Yes, I like to imagine a future Toronto where we can build infrastructure that other developed world cities can build instead of always giving in to overpowering cynicism. It is hard when people say things like "is this bait" when you even mention the idea of it "in decades" !
Didnt you write like a year ago you were quitting urbantoronto?
LOL
 
http://www.unbuilttoronto.ca/

We can probably add this to their next volume... what a sad sad waste of a generational opportunity to bring us to the late 20th century. All because of politics, bureaucracy and just plain incompetence. Im afraid we won't see something come up until we are retired or dead
 
Thanks for the jab Mark.

Yes, I like to imagine a future Toronto where we can build infrastructure that other developed world cities in democratic countries can build instead of always giving in to overpowering cynicism. It is hard when people say things like "is this bait" when you even mention the idea of it "in decades" ! I find it rather depressing, especially since we are about to be building new tunnels across downtown Toronto...

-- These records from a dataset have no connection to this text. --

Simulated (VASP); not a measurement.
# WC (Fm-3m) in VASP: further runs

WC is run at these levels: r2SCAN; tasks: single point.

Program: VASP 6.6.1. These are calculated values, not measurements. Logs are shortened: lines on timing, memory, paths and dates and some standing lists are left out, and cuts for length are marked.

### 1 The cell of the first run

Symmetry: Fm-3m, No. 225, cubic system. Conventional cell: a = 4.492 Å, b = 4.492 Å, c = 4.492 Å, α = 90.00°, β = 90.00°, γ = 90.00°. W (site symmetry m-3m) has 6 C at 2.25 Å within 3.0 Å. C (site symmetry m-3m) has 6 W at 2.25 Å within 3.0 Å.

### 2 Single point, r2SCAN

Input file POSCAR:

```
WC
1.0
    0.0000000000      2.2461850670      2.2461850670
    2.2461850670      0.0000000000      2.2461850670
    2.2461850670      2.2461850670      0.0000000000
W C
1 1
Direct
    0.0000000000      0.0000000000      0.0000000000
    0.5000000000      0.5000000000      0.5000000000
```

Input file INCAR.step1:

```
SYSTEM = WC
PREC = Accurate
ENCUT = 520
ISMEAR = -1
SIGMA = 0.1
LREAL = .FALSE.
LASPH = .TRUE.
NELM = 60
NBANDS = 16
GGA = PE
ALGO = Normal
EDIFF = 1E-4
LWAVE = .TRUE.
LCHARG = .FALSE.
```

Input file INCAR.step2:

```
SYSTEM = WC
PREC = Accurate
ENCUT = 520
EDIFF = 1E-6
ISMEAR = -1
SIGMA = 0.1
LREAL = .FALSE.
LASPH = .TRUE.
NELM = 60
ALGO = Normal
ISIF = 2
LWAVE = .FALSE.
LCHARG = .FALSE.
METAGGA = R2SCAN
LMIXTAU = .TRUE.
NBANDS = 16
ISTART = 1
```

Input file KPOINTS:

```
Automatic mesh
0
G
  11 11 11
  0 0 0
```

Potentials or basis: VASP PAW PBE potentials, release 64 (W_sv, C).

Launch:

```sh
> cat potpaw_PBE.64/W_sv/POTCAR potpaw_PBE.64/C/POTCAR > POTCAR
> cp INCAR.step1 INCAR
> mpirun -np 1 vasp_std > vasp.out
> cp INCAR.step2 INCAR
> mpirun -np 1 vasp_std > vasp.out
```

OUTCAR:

I agree and find it really disheartening how certain people here let the perfect come in the way of the good, by dismissing what is still one of the largest transformations any metropolitan area on this planet is seeing right now, just because the apparent over-ambition has been scaled back to something far more deliverable. Nobody in 25 years will look back and deny that it was worth it, even if we all would have preferred to have it sooner…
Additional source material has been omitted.